Before I officially start this review, I’m just going to throw something out there: I am a Russophile. Thusly, I am going to find anything having to do with Russian history captivating.
On that note, The Desert of Forbidden Art, which the Greater Park Circle Film Society will screen on Saturday, is a fascinating film, unique in its use of art history to show life in the Soviet Union. It’s an angle of this time period that many may be unfamiliar with, expanding on the damaging effects of Soviet authoritarianism.
In the parched landscape of Uzbekistan sits a museum with the second largest collection of Russian avant garde artwork in the world. The Nukus Museum of Art (located in Nukus, the capital city of the autonomous Karakalpakstan Republic) was established by Igor Savitsky in the 1960s. A failed artist himself, Savitsky emigrated to Nukus and began collecting indigenous Uzbek artifacts as the Soviets were implementing a system of cultural ambiguity.
He eventually started to acquire paintings and other works from artists suppressed under the regime. At the time, the Kremlin had a policy of “Soviet realism” in art; you were supposed to show happy comrades, working for the benefit of the proletariat. Not doing so could land you in a labor camp. Savitsky would eventually travel 1,700 miles from Moscow to Nukus 20 times to salvage whatever he could find, promising future financial compensation. He rescued self portraits, satires, and views of Soviet life that didn’t follow the government standard.
The Desert of Forbidden Art uses a few unnecessary documentary gimmicks, like melodramatic celebrity voice-overs (including Ben Kingsley and Sally Field) and dispensable recreations. But the material speaks for itself. Filled with interviews with children of the artists (as well as with the museum’s director, co-workers of Savitsky, and former Soviet bureaucrats), this film is not just about Savitsky or his museum. It’s about the artists themselves and how the Soviet Union worked to destroy them. It is hard to understand how difficult it must be for a person to deny their own talent for fear of prison or death. To survive, they turned on their peers, pointing fingers behind each others’ backs for the KGB. And they also betrayed themselves, sometimes finding a successful career painting the propaganda the government wanted, but keeping their true passions hidden away. Savitsky is used as an underlying focus to unite the individuals involved in a broader phenomenon as he brings their work together for his museum.

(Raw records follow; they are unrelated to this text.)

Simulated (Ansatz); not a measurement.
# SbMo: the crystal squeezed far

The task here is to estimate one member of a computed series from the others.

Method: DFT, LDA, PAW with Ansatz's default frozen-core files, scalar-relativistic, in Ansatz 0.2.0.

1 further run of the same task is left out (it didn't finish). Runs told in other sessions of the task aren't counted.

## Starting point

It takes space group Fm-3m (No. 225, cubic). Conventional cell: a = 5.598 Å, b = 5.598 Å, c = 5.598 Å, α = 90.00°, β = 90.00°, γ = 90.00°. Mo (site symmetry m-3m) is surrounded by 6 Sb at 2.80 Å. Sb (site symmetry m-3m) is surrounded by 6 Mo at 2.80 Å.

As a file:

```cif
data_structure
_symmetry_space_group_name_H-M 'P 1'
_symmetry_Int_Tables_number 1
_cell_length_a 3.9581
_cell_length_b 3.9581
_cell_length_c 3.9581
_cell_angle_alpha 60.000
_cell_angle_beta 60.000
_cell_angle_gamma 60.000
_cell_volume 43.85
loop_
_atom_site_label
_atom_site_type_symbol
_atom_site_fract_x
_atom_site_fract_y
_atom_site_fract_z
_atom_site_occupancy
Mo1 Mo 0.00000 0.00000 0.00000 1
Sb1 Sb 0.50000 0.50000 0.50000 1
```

Savitsky collected art even while on his death bed, managing to save almost 45,000 works. He took pieces from poor families with hidden collections, some who had desperately used the frames as firewood.
Ironically, today, this art is worth millions.
The Desert of Forbidden Art will screen at the Olde North Charleston Picture House (4820 Jenkins Ave.) on Sat. Aug. 7 at 7 p.m. It costs $2 for Greater Park Circle Film Society members and $5 for non-members.